The Committee will produce an interim report to provide advice to NSF OCE on the resources and infrastructure available to address high priority research questions requiring scientific ocean drilling. The interim report will cover the following:
1. Based on previous reports, assess progress on addressing high priority science questions that require scientific ocean drilling and identify new, if any, equally compelling science questions that would also require scientific ocean drilling.
2. Of the unanswered scientific questions, which could be addressed using existing scientific drilling assets including sediment or rock core archives and existing platforms, and which questions would require new infrastructure or sampling investments?
Since the scientific ocean drilling program commenced in 1968, scientific ocean drilling expeditions and research have fundamentally transformed the understanding of the planet by revealing the critical features of Earth’s dynamic history, processes, and structure, including the solid Earth (i.e., upper mantle/crust), ocean, atmosphere, and ecosystems. The list of scientific ocean drilling–related achievements is extensive, represented in large part by the number of publications and, until recently, by the sustained support for drilling by the international Earth sciences community.

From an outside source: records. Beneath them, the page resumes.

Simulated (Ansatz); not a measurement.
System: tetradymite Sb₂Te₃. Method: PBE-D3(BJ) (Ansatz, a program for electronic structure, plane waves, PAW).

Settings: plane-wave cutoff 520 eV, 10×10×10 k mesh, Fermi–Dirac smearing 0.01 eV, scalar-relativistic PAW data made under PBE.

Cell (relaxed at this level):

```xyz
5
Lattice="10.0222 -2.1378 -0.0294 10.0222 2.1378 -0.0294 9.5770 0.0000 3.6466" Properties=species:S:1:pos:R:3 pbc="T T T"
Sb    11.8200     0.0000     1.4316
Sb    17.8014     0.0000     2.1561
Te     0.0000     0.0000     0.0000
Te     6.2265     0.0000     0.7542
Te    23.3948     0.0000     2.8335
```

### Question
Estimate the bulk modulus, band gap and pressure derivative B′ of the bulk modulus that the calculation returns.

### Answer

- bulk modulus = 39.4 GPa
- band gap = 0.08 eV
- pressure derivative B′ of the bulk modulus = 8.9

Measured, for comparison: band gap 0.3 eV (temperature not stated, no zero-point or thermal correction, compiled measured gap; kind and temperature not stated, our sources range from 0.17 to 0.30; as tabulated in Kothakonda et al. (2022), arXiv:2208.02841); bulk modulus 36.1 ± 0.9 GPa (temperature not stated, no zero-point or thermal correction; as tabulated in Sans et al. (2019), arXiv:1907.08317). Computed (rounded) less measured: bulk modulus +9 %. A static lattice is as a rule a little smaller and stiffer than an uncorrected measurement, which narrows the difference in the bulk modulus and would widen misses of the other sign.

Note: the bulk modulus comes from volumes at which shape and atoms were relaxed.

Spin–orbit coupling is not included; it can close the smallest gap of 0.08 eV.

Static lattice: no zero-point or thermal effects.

Over roughly the last decade, the scientific ocean drilling program has operated within the funding phase branded as the International Ocean Discovery Program (IODP-2). From 2014 to 2023, IODP-2 completed 57 expeditions: 46 using the JOIDES Resolution, 5 using the Chikyu, and 6 using MSPs. This extensive use of the JOIDES Resolution, compared with the other IODP-2 components, illustrates the value and productivity of the JOIDES Resolution. While research from the current phase of the program is still in progress, the findings from several expeditions have already yielded important scientific insights, as illustrated by the sample accomplishments listed below:
Climate and ocean change: Reading the past, informing the future
Earth connections: Deep processes and their impact on Earth’s surface environment
Biosphere frontiers: Deep life and environmental forcing of evolution
Earth in motion: Processes and hazards on human timescales
It should be noted that the scientific ocean drilling program has not conducted a formal evaluation of the scientific progress made and would benefit from developing and executing such an evaluation to assess progress and communicate the program’s achievements and value.
Funding for scientific research is not unlimited; forward-looking prioritization is needed to guide investments in research, infrastructure, and workforce development. Important research that can be advanced only using scientific ocean drilling is identified here in recognition of the serious nature of regional and global change, the risks of geologic hazards, and the research areas of greatest societal impact. With this context, the committee defined two prioritization categories to provide guidance to NSF: vital science and urgent science.
Vital science encompasses compelling, high-priority research that has the potential to transform scientific knowledge of the interconnected Earth system and the critical role of the ocean in that system. Vital scientific research can lead to paradigm shifts in understanding, potentially opening new doors to research and technology innovations that can benefit humanity with direct societal relevance.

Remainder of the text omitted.